Hi Sally, I’m planning on making these cookies for Christmas, would it be possible to use brown butter instead of regular softened butter. Thanks!!! Also love your recipes!!!
Hi Katelin, Yes – YUM!! Just let the browned butter cools and solidify first. Here is exactly how we make and use brown butter.
Oh my, these look so good. I did your oatmeal raisin cookies and they were amazing! I love that your recipes do not use too much sugar as I don’t like it too sweet.
Am I able to add raisins into this cookie batter? Raisin dark chocolate combo for oatmeal cookies sounds so good! How much/ when can I add? Thank you!
Absolutely! You can use 3/4 cup each of raisins and dark chocolate. (Or even bump it up to 1 cup each if you’d like a lot of add-ins.) Add when the recipe instructs to add dark chocolate.
Hi Sally! I’ve been baking these one for several times. But I was wondering (and forgot to ask before) if the cookies were really that soft that it breaks easily while I’m holding it?
First of all, thanks Sally’s Baking for al these tips. I made this recipe and its the first time I achieved the consistency I was looking for. The only thing is that my cookies spread but not as much as the picture. I had to gave the a little touch to spread them after I took them off the oven. Other than that OMG they were soooo good!!!!
These are hands down the best oatmeal chocolate cookies I’ve ever had. Absolutely loved them! I used a chopped up dark chocolate bar and some semi-sweet chips. Refrigerated for 1 hour and then baked about 12-13 minutes each and they came out perfectly. Thank you for sharing!!
Hi Sally
Thank you so much for this another amazing recipe. My cookies did not set in the middle still very soft ( not that we did not enjoy them ) and some did not hold their shape, what do you think I did wrong? Xx
Hi Donna, It sounds like they could have used an extra minute or two in the oven. An easy fix for next time!
Hi Sally, can I reduce the recipe to a small batch? maybe 1/2? Thanks!
Yes, this recipe can be cut in half. Enjoy!
Hi Sally! Thank you for this recipe!
Can I just simply remove the chocolate chunks if making Oatmeal Cookies?
You can definitely leave them plain, without the chocolate. Enjoy!
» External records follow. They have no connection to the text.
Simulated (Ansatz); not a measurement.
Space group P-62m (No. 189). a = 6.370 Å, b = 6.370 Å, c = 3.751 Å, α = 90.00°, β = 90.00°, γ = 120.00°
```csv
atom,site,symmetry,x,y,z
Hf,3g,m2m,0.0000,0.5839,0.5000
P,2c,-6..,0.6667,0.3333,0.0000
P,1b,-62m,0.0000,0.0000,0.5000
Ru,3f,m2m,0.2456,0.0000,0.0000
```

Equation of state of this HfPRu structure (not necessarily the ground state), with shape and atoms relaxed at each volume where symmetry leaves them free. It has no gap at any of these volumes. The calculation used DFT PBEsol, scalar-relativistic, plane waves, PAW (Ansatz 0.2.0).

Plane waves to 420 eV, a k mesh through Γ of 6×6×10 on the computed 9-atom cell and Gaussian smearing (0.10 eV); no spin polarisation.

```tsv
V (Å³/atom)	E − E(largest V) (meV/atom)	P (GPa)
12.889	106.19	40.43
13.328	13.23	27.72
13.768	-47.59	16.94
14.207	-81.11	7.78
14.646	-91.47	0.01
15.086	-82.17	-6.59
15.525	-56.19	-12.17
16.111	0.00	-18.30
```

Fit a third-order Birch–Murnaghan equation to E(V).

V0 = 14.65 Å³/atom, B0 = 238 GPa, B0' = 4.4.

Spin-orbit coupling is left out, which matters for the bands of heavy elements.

Hi Sally, Im planning on making a big batch of these to give out, so i was wondering if this recipe can be doubled or tripled in one go? I thought i read somewhere that you have to be cautious when doubling a recipe specially when it contains baking soda and/or baking powder. Just wanting to be sure before i give it a go so not to ruin the entire batch! haha. Thanks
Hi Kristine, We always caution against doubling cake and cupcakes recipes as it’s very easy to over mix them causing a dense texture. I double cookie recipes all the time! This recipe make 3 dozen cookies so I recommend doubling and not tripling so you do not overwhelm your mixer.
These are my go to cookies, I’ve made them almost every week for the past 3 months cause my roommates keep asking for more. I’ve also tried several variations instead of chocolate: my favorite is hazelnut slivers and raisins, but also poppyseeds or almond slivers was good when we tried it. They can also be made vegan easily by replacing the eggs with flax eggs, tastes just as good but they spread a bit more.
Hi Sally.
I have made the cookies several times. My family loves them. ^^ in my last batch, i tried to add a little bit of cocoa powder n reduce the flour. They came out just as nice.
Thank you so much for sharing the recipe and the tips. 🙂
The cookies were caramel-y, chewy and addictive. Do yourself a favor and make them.
Hi Sally!
I made this recipe into 2 batches –
the other one with the oatmeal and the other one without. The batch with no oatmeals spread out and became flat. 🙁
Is this recipe not recommended to omit the oatmeal?
I made these today and they turned out absolutely amazing. My husband said they were the best cookies he’s ever had. Instead of chunks of chocolate, I used dark chocolate chips. I chilled for 45ish minutes and they baked perfectly at 350 in exactly 11 minutes. Adding this to my favorites list!
Hi Sally
I made oatmeal Chocolate chunk cookies by your recipe and they turned out to be absolutely delicious.
The best thing about your recipes are the detailed tips that you provide. Trust me, it helps immensely.
My birthday is coming up and i want to bake the best Cake of yours. Please suggest asap.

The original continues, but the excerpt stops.